Brew & Chew
Brew and Chew
Ian Phillips 0428 858 272
As Easter has passed, our thoughts have to turn to the next celebration - this Anzac-day, and so, to the first Anzac day.
That campaign in 1915 began by an attempt to bring about “regime change” by forcing open a strait, in that case Ottoman Turkey and the Dardanelles. That didn’t end well!
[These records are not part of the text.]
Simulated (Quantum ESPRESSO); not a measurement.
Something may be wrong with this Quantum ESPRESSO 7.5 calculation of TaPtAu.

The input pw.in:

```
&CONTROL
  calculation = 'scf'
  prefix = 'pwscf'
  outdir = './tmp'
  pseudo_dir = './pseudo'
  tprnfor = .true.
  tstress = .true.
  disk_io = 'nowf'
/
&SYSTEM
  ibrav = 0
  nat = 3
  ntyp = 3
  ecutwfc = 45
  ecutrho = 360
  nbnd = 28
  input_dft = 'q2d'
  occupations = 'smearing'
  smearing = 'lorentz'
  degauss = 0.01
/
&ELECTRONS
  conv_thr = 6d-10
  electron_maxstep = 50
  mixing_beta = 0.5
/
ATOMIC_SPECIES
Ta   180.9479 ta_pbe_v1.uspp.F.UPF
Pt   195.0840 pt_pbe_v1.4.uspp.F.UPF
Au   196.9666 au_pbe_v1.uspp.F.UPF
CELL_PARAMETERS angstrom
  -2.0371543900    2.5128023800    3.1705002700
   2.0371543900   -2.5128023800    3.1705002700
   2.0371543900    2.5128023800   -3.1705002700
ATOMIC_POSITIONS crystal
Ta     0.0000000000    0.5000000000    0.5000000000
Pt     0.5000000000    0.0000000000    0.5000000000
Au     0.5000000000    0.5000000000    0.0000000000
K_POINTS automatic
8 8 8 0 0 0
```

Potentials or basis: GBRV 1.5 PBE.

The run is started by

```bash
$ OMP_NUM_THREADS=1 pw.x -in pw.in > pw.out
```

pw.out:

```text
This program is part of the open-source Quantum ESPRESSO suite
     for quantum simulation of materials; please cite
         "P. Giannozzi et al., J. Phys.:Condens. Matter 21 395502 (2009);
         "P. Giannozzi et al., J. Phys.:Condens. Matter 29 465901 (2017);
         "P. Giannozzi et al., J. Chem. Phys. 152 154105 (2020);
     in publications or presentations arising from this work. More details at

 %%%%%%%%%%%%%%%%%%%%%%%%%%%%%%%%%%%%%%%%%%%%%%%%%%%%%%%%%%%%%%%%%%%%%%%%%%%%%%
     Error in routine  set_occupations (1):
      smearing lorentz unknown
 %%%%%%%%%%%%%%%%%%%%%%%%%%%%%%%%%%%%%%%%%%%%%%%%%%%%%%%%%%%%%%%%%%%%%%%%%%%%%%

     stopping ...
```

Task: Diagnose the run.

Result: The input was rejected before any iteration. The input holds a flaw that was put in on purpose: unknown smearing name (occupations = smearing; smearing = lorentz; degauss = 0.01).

The similarities then and now are well explored in an essay, late March, from the Australian Naval Institute entitled “Mines lessons from the Dardanelles 1915”. It is responsible and well put together and generally a rewarding Google search.The essay draws on strategic wisdom for the time of Nelson (“A ship is a fool to fight a fort.”). In essence, well-defended and mined straits can only be forced at considerable cost, if at all. Naval attempts in 1915 failed with the loss of a number of British warships, (despite the success of an Australian submarine in inflicting some damage), leading to the alternative disaster of attempting a land-based victory by landing at Gallipoli.
But, of course, it will all be very different now (irony intended)!
So faced with the prospect of on-going constrained oil supplies, various worthies have agitated for oil exploration here, presuming, not unreasonably, that the normal life will be so slow in returning that we will have time to fill our bowsers from wild-cats.
Desperate times lead to desperate measures – in dire straits (pun intended), from 1942, a joint Federal and State enterprise dug a shaft (!) twelve feet in diameter and twelve hundred feet deep to the layers that seeped oil at Lakes Entrance (where oil traces had been observed for years), and then drilled laterally – the recovered crude was then hauled to the surface in buckets!
As it unlikely we can extract a toll on ships passing through our Bass Strait, we had better get back to securing our own supply of oil somehow – we will have time to do this so long as oil can pass from the Gulf of Mexico (sorry, Gulf of America) via Panama, assuming that doesn’t blow up too. But, by the time Brew & Chew meets at the Camberwell library (the fourth Wednesday of each month), the “war” will be over we are told, so there will be something else to talk about – the football perhaps.